Thursday, October 20, 2011

Review: Bunheads

Sophie Flack
Publisher: Poppy
Release Date: October 10, 2011

As a dancer with the ultra-prestigious Manhattan Ballet Company, nineteen-year-old Hannah Ward juggles intense rehearsals, dazzling performances and complicated backstage relationships. Up until now, Hannah has happily devoted her entire life to ballet.

But when she meets a handsome musician named Jacob, Hannah's universe begins to change, and she must decide if she wants to compete against the other "bunheads" in the company for a star soloist spot or strike out on her own in the real world. Does she dare give up the gilded confines of the ballet for the freedoms of everyday life?

I've always been interested in the ballet--the dancers in particular. Bunheads gave a look inside this world and what it means to be a ballet dancer.

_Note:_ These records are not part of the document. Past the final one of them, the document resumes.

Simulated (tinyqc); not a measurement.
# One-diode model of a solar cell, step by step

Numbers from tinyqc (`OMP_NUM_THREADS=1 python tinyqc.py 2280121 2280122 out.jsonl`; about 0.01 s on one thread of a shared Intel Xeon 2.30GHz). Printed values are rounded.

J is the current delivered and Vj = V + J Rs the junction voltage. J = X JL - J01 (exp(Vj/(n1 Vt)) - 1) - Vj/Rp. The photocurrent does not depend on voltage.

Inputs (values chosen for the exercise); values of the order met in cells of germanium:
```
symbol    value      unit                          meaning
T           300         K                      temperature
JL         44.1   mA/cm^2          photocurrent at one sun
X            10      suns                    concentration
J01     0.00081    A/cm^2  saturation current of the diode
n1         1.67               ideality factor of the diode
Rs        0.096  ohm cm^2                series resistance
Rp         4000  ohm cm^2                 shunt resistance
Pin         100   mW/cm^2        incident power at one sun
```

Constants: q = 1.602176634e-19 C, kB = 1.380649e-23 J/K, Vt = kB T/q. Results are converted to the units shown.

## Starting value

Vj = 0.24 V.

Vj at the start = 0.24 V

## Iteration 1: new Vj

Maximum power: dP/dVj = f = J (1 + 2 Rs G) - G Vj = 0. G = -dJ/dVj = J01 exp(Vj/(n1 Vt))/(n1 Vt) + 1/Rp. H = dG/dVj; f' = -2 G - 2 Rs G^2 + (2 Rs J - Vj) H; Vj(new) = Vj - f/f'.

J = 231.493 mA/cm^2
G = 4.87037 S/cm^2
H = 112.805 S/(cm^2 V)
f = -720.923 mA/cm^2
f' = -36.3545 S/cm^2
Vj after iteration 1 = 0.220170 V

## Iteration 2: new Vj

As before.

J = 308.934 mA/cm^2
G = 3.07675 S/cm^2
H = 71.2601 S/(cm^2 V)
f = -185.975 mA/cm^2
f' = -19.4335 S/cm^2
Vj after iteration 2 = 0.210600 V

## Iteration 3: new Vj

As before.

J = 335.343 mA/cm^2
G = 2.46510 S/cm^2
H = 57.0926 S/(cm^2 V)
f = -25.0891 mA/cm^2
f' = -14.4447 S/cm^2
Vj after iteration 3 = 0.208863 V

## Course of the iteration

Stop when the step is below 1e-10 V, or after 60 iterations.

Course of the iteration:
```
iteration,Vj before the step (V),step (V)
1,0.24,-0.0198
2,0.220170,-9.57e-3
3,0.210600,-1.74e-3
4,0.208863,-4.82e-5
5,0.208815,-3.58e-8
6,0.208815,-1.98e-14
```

To be honest, I was expecting a little more out of the book itself. I didn't enjoy it as much as I would have liked to.

There's nothing specifically wrong with the characters. No one really bother me specifically. But they were just ultimitaley.... forgettable. I found that I wasn't truly invested in them or really cared what happened to them.

Believe me, I'm the last person to think would ever say this... but I almost wish there was no romance. It just felt so... forced. It would have been better if it was more focused on the romance or not at all. I would have liked to be more focused on the ballet aspect of it. 

The dancing part of the book, though, is one part that I really enjoyed. I could see the author's own experiences and background on the subject. Like I said, I've always been interested in the ballet and dancer's life. I have no doubt that this is what really does on in the world of ballet.

I definitely would have liked to enjoy this book more. I was glad I could get a look into this world, because there really hasn't been much of an opportunity before in YA. But the execution could have been better. 

1 comment:

  1. I have to disagree about the romance - but only in the way that I think it was needed as that catalyst for the MC to leave the ballet world.
    But the dancing aspect was so superbly done, wasn't it? You could definitely tell that the author knew a lot about the whole sub-culture. I'll admit that a lot of it disturbed me - especially the dance mentality.
    Great review!!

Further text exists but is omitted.